Writer Who Made ‘Doomsday’ Prediction for Sept. 23: ‘The World’s Not Ending’

Writer Who Made ‘Doomsday’ Prediction for Sept. 23: ‘The World’s Not Ending’
NASA said a "potentially hazardous asteroid" is on a “close approach” near Earth (NASA)
Epoch Newsroom
9/22/2017
Updated:
9/24/2017

David Meade, the writer who claimed that the world will end on Sept. 23 attempted to clarify his statement.

“The world is not ending, but the world as we know it is ending,” he told The Washington Post. “A major part of the world will not be the same the beginning of October.”

Meade made the doomsday prediction in his book “Planet X — The 2017 Arrival.” Earlier, he claimed “Planet Nibiru,” or “Planet X,” will hit the Earth. In the book, he said that Saturday would mark the start of a series of catastrophic events. Namely, the prophecies in the Book of Revelation will begin on that day.

Meade said that he made the prediction based on verses and numerical codes in the book while claiming that recent disasters like Hurricane Irma and Hurricane Harvey are bad omens.

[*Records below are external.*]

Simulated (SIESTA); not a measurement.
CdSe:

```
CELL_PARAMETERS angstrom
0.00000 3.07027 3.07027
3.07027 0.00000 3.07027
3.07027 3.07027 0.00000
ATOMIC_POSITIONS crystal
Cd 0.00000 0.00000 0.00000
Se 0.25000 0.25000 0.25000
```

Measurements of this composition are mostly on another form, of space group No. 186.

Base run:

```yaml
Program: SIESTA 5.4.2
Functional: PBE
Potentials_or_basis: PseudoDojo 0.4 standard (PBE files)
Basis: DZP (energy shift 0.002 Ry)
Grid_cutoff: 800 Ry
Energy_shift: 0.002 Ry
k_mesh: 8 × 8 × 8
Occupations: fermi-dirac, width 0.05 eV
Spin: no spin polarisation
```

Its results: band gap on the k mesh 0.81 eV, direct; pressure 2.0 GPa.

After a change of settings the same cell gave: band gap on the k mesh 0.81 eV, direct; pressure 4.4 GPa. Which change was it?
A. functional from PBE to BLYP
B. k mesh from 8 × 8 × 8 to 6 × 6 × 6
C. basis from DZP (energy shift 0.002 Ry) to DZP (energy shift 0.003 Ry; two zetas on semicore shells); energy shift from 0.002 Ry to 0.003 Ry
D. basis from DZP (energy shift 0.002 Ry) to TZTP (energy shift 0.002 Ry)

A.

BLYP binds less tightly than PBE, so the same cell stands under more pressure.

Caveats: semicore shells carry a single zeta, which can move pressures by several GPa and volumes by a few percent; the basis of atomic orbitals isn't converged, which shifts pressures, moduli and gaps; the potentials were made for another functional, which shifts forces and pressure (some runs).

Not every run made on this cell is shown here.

NASA on Friday issued a statement about the Sept. 23 prediction.

“Various people are ‘predicting’ that world will end on September 23 when another planet collides with Earth,” the U.S. space agency said in a statement. “The planet in question, Nibiru, doesn’t exist, so there will be no collision. The story of Nibiru has been around for years (as has the ‘days of darkness’ tale) and is periodically recycled into new apocalyptic fables.”
Hurricane Harvey off the coast of Texas, from aboard the International Space Station in this Aug. 25, 2017. (NASA handout photo. NASA/Handout via Reuters)
Hurricane Harvey off the coast of Texas, from aboard the International Space Station in this Aug. 25, 2017. (NASA handout photo. NASA/Handout via Reuters)

NASA added: “Nibiru and other stories about wayward planets are an internet hoax. There is no factual basis for these claims. If Nibiru or Planet X were real and headed for an encounter with the Earth … astronomers would have been tracking it for at least the past decade, and it would be visible by now to the naked eye. Obviously, it does not exist.”

“Eris is real, but it is a dwarf planet similar to Pluto that will remain in the outer solar system; the closest it can come to Earth is about 4 billion miles.”

NASA, over the years, has said that Planet X doesn’t exist.

“It would be bright. It would be easily visible to the naked eye. If it were up there, you could see it. All of us could see it. … If Nibiru were real and it were a planet with a substantial mass, then it would already be perturbing the orbits of Mars and Earth. We would see changes in those orbits due to this rogue object coming in to the inner solar system,” NASA senior space scientist David Morrison said in a video about the alleged planet, according to the Post.

Some people claim that Nibiru is a brown dwarf star.

“Everything I’ve said would be worse with a massive object like a brown dwarf,” Morrison told the Post. “That would’ve been tracked by astronomers for a decade or more, and it would already have really affected planetary objects.”